Background & Context

3 stories

2.1

Records-retention schedules: the silent compliance trap.

Most agencies have records-retention schedules that prescribe minimum and maximum hold periods for each record series. Discarding too early (below minimum) violates state records law; holding too long (above maximum) creates discovery exposure and storage cost. Both errors are routine.

Why It Matters

Records litigation typically lands between the minimum and maximum boundaries — the gray zone where the schedule could go either way. A consistently followed schedule is the best defense against claims of selective retention.

2.2

The federal grant cost-allowability question to ask first.

Before incurring any cost on a federal grant, the question is whether 2 CFR 200 (Uniform Guidance) treats the cost as allowable, allocable, and reasonable. "Reasonable" is the most-litigated of the three; auditors will second-guess it after the fact using a prudent-person standard.

Why It Matters

Disallowed costs must be repaid, with interest, and in serious cases trigger pass-through audits of other grants. The standard does not distinguish between intent and oversight.

2.3

Hatch Act restrictions that catch federal employees off-guard.

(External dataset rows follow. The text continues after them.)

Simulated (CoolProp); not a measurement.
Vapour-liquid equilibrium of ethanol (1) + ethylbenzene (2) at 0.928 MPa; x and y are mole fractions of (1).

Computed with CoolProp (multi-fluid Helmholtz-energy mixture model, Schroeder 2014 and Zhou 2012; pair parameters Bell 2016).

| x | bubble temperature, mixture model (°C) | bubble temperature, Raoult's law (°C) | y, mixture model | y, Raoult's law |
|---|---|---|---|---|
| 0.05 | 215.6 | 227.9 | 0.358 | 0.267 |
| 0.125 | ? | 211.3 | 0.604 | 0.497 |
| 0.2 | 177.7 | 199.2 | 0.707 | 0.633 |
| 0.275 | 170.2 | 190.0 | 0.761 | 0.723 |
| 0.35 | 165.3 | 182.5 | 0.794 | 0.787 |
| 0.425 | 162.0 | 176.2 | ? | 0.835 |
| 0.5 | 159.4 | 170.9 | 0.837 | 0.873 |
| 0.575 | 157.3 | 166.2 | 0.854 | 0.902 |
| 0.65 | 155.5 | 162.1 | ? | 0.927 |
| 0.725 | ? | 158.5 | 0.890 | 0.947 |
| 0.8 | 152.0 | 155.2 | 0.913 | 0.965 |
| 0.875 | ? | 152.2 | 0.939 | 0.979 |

Less-restricted federal employees may engage in partisan political activity off-duty — but never on-duty, never in the workplace, never using government property, and never while wearing identifying agency clothing. Social media posts from a personal device while on duty count as on-duty activity.

Why It Matters

Hatch Act violations carry penalties from reprimand to removal. Career employees with strong records have been removed for posts that took 30 seconds to write at lunch.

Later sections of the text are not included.